FreeNAS with ZFS and TLER/ERC/CCTL

I am currently in the process of building a new storage server, to be used for virtual machines, files and backup. The OS is FreeNAS, which uses ZFS as software RAID.

My problem is that, I need to choose hard drives and I have looked at both consumer and enterprise hard drives, but i am faced with an unanswered question, which I have not been able to find a clear answer for.

Can I use consumer hard drives, that do not support TLER / ERC / CCTL, with ZFS (software RAID), without getting in trouble later on or do i need to go with enterprise hard drives that supports TLER / ERC / CCTL?

There are a lot of different opinions about this and some say you should use it and some say you should not. I know a couple of OS which relies on software raid, that have their own error correction timeout and therefore does not care if there is TLER / ERC / CCTL. I am aware, that you need to use TLER / ERC / CCTL, when dealing with hardware RAID.

I really hope, that someone can shed some light on my problem.

Thanks.


Can I use consumer hard drives, that do not support TLER / ERC / CCTL, with ZFS (software RAID), without getting in trouble later on or do i need to go with enterprise hard drives that supports TLER / ERC / CCTL?

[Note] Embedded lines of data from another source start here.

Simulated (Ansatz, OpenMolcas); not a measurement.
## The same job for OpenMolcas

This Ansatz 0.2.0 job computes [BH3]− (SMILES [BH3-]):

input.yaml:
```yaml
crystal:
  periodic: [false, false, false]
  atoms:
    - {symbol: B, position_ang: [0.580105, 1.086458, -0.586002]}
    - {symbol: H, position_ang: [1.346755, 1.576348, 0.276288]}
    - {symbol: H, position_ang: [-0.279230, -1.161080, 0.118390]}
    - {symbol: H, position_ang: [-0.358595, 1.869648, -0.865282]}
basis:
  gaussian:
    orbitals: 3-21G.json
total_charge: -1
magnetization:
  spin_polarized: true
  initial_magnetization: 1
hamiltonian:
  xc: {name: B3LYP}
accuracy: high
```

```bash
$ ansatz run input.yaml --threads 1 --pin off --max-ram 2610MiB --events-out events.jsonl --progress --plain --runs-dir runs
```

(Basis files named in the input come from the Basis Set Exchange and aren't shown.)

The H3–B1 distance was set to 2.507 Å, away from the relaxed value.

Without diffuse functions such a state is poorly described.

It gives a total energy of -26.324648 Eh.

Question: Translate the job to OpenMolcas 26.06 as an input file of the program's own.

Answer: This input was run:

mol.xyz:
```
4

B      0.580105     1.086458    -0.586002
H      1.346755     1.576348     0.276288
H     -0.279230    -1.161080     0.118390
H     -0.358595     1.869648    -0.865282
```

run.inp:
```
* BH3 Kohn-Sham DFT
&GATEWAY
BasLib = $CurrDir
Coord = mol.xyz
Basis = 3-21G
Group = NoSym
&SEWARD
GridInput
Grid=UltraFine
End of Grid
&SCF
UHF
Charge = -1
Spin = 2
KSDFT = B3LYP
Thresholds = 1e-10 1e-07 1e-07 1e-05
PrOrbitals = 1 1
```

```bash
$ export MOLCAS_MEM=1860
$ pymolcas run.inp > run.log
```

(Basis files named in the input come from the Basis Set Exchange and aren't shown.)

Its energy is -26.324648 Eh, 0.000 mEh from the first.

Imagine each of your drives is a black box with certain features, lifetime etc. All of them work independently inside your storage array. Therefore, you must look at each of them independently to see what would happen in different cases.

Example

For this question, let's say you have a pool consisting of 2 mirrored drives A and B. The possible combinations are:

  1. A and B have TLER
  2. A has it, B does not
  3. A does not have it, but B does
  4. A and B do not have it

If everything works fine on all disks, there is no problem.

One error:

If disk A experiences an error when trying to read a block, it is this situation for each possible case:

  1. The system asks the disk for the block. The disk tries to find it again and again, and after about 7 to 9 seconds (whatever the TLER timeout is) the controller drops the disk from the array. The system noticies that one disk is missing and does whatever you have provisioned (raise an email alert, begin resilvering of a hotspare, do nothing and continue degraded, ...)
  2. Same as 1.
  3. The system asks the disk for the block. The disk tries to find it again and again, until its own timeout is reached or until the block is found. This timeout may be several minutes and may be different for each different model and manufacturer. If the block can be retrieved, it is read normally; if it fails, an error message for the block itself is returned.
  4. Same as 3.

Two errors (one on each disk):

This case is very rare, but theoretically possible. Both disks experience an error on exactly the same block:

  1. Both disks will be dropped and your pool becomes unavailable.
  2. Same as 3 from above.
  3. Same as 3 from above.
  4. Same as 3 from above.

Performance vs reliability

As you have seen above, you have to make a choice depending on your goal and pool layout.

  • Use TLER disks if you always need minimal response time and cannot accept long blocking lag. The downside is you have to potentially provision additional disks (Z2 instead of Z1, Z3 instead of Z2, 3-mirrors instead of 2-mirrors) or hotspares to achieve the same average pool health in the end. Also you have to provision for potentially long rebuild times which may affect your overall performance negatively.
  • Use non-TLER disks if budget or space is constrained and lag is acceptable if disks are preserved. As ZFS already helps you with self-healing for affected blocks, you do not need what TLER was originally envisioned for (controller must drop disks so that self-healing could start)
  • Set the disk timeout to a value that your application/architecture can comfortably handle. This way you can have enterprise disks without dropping or consumer disks with dropping as you prefer. Not all disks are modifiable, so check online first before buying.

Also worth considering are the figures Backblaze published about enterprise drive lifetimes, and consumer drive reliability.

Although they use a custom Reed-Solomon implemention, their figures (and business model) suggest that consumer drives are definitely able to provide good reliability, and with a suitable error detection/recovery algorithm, can provide good protection for your data. Certainly, their entire setup seems to have fared pretty well without any of these enterprise features.

So as @user121391 says (I may be paraphrasing a little), ZFS on consumer disks should be fine, unless you have specific needs that would require enterprise features.